Ransomware was the scourge of information security in 2020, as the malware brought all kinds of organizations — financial services, healthcare facilities, educational systems, municipalities, and enterprises — to a screeching halt. Ransoms are getting larger and tactics have evolved, as attackers shifted away from just encrypting data to actually stealing the data.

The Ransomware Susceptibility Index analyzes technical data from open source intelligence sources to calculate the probability that a company will suffer a ransomware attack within 12 months, Bob Maley, Black Kite’s chief security officer, told VentureBeat. The Index developed a machine learning model which considers 26 controls to calculate a score between 0 and 1. The higher value means the company has a higher likelihood of being hit by a successful ransomware attack.

The goal is to give enterprises reliable data about their ransomware risk so that they can make informed decisions about how they work with third-party partners, Maley said.

Third-party risk assessment

Many ransomware attacks now target third-party suppliers and partners instead of going straight for one company. One reason is because the partners may have weaker security defenses. They may be behind on their security updates of their employees may be more likely to fall for phishing schemes. Another reason is that attacking a supplier would net the gang more victims because as a supply chain attack, it would affect all of the supplier’s customers.

In August 2019, 22 towns in Texas were hit by a ransomware attack when the gang targeted the managed service provider used by the towns. When cloud services provider Blackbaud was hit by ransomware, dozens of their customers had to disclose the breach.

Enterprises have to look beyond their own environment when assessing their ransomware risk, Maley said. If the third-party providers are hit, the malware may be able to cascade into their networks. Or the gang will steal data from the provider that actually belongs to the client organizations. Enterprise defenders can use the Index to gauge the risks of a ransomware attack for each of their partners.

The Index isn’t just a score. It also displays a detailed report showing which of the 26 controls were missing. If a partner has a high score, the security team can call the partner and demand the issues be fixed, Maley said.

Verifying the math

Black Kite’s team of researchers needed a way to check the Index’s accuracy, so they turned to the Dark Web. Many ransomware gangs now sell the stolen data on criminal marketplaces if the victim doesn’t pay the ransom. The team looked for data dumps which were the result of ransomware attacks and checked the Index to see the victim organization’s score.
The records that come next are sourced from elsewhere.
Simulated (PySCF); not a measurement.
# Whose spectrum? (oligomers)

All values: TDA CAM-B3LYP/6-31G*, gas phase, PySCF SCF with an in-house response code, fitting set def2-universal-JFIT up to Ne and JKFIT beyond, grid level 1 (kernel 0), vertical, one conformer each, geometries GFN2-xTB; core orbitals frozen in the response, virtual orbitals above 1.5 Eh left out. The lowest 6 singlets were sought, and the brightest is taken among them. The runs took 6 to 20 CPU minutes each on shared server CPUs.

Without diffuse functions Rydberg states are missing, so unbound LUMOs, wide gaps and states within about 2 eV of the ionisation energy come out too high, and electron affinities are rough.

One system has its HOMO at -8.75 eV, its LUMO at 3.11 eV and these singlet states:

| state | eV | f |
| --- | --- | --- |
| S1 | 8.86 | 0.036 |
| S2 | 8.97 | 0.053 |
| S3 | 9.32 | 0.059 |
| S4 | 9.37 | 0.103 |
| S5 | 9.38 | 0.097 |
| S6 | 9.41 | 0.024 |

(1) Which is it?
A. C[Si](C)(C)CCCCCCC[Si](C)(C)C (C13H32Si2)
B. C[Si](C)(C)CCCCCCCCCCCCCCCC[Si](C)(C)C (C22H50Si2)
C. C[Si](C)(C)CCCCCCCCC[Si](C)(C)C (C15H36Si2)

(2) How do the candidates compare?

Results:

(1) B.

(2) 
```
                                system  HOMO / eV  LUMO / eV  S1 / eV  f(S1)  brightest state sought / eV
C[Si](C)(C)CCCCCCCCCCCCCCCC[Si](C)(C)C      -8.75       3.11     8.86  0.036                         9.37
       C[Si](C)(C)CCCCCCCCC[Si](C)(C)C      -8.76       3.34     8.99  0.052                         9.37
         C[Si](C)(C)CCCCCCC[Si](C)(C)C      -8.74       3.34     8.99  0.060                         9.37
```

Just two weeks ago, notorious ransomware gang REvil said it had stolen schematics of unreleased Apple products from an Apple supplier. The gang demanded $50 million from Apple or it would sell the data to the highest bidder. The RSI score for that Apple supplier was 0.729, Maley said.

A prominent healthcare provider that had its data for sale after a ransomware attack (which has not been publicly discussed at this time) had an RSI score of 0.928, Maley said.

Black Kite was able to validate the Index’s accuracy by checking multiple victims across different industries, Maley said.

Attacker perspectives

For many defenders, there is a growing sense among defenders that there is no way to avoid the attack, so the focus should be on making sure recovery is possible, Maley said. While recovery planning is important, defenders shouldn’t give up trying to block the attack.

Attackers research their targets before launching their attacks. Their research includes identifying potential phishing victims, searching for user credentials, scanning for unpatched vulnerabilities and outdated software, uncovering fraudulent domains, and looking for exposed ports. With this information in hand, the attackers craft a campaign to get a foothold onto the network in order to deploy the ransomware. RSI relies on the same data sources to calculate ransomware risk.

“You can either be fatalistic or you can look at what the attackers look at,” Maley said.